Basically the integrals diverge.

The integral of the 1/r potential diverges. It would require renormation to get a useful result.

The integral of the 1/r² force does not diverge but there is a constant remaining that cannot be determined. As mentioned above the result depends on the arbitrary choice of the frame of reference.

But I am talking about tidal accelerations which scale with 1/r³. That means they behave like short-range-interactions. The integral shouldn't diverge.

 

[stevendaryl]

Again, this is not the case. Gauss law holds, it is a mathematical fact.

What are you saying is a mathematical fact? Gauss’ law for gravity is mathematically equivalent to $\nabla \cdot \vec{g}= 4\pi G\rho$ where $\vec{g}$ is the gravitational acceleration and $\rho$ is the mass density. But the issue is whether the differential form of Newton’s law of gravity is equivalent to his inverse square law, in the case of an infinite mass distribution that doesn’t go to zero at infinity.

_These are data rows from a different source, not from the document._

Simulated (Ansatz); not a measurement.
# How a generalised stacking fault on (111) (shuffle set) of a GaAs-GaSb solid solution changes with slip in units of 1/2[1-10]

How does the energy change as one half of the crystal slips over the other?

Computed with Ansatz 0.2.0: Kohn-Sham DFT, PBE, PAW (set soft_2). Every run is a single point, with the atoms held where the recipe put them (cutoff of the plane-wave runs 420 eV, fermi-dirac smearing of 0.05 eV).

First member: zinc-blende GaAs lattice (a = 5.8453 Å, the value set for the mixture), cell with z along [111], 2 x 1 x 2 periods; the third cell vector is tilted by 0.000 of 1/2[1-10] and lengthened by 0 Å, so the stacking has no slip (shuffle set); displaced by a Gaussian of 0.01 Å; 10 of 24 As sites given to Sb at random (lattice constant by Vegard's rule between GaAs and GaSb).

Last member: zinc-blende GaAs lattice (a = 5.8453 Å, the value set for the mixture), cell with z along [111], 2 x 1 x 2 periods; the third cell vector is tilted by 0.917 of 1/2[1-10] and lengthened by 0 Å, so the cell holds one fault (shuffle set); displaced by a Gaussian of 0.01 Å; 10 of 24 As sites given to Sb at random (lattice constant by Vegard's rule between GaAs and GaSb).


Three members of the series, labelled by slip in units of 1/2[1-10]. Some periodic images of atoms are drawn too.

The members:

Strictly speaking, the inverse square law doesn’t give a consistent answer, because the integral over all space depends on how you do the integral. Or summation, if you consider point masses instead of a continuous distribution.

 

[DrStupid]

Strictly speaking, the inverse square law doesn’t give a consistent answer, because the integral over all space depends on how you do the integral.

The integral of the inverse square law results in the gravitational acceleration of a single test particle in the infinite mass distribution, which is indeed not well defined. But in order to answer the initial question we just need the relative acceleration between each two test particles (aka the tidal acceleration) or the gradient of the gravitational acceleration. The unkown constant that is included in individual accelerations is not an issue in this case.

 

[Orodruin]

What are you saying is a mathematical fact? Gauss’ law for gravity is mathematically equivalent to $\nabla \cdot \vec{g}= 4\pi G\rho$ where $\vec{g}$ is the gravitational acceleration and $\rho$ is the mass density. But the issue is whether the differential form of Newton’s law of gravity is equivalent to his inverse square law, in the case of an infinite mass distribution that doesn’t go to zero at infinity.

Strictly speaking, the inverse square law doesn’t give a consistent answer, because the integral over all space depends on how you do the integral. Or summation, if you consider point masses instead of a continuous distribution.

The problem with the inverse square law is one of the assumed boundary conditions being that the field is zero at infinity. Solving the differential equation correctly, the field should diverge at infinity and if you do solve the differential equation (preferably of the potential) it indeed does so. The inverse square law only appears as the Green's function of the problem with homogeneous boundary conditions, which is incompatible with the solution for a constant mass distribution (except the trivial one) and therefore cannot be used consistently for that purpose. The solution is therefore to solve the differential equation with appropriate boundary conditions.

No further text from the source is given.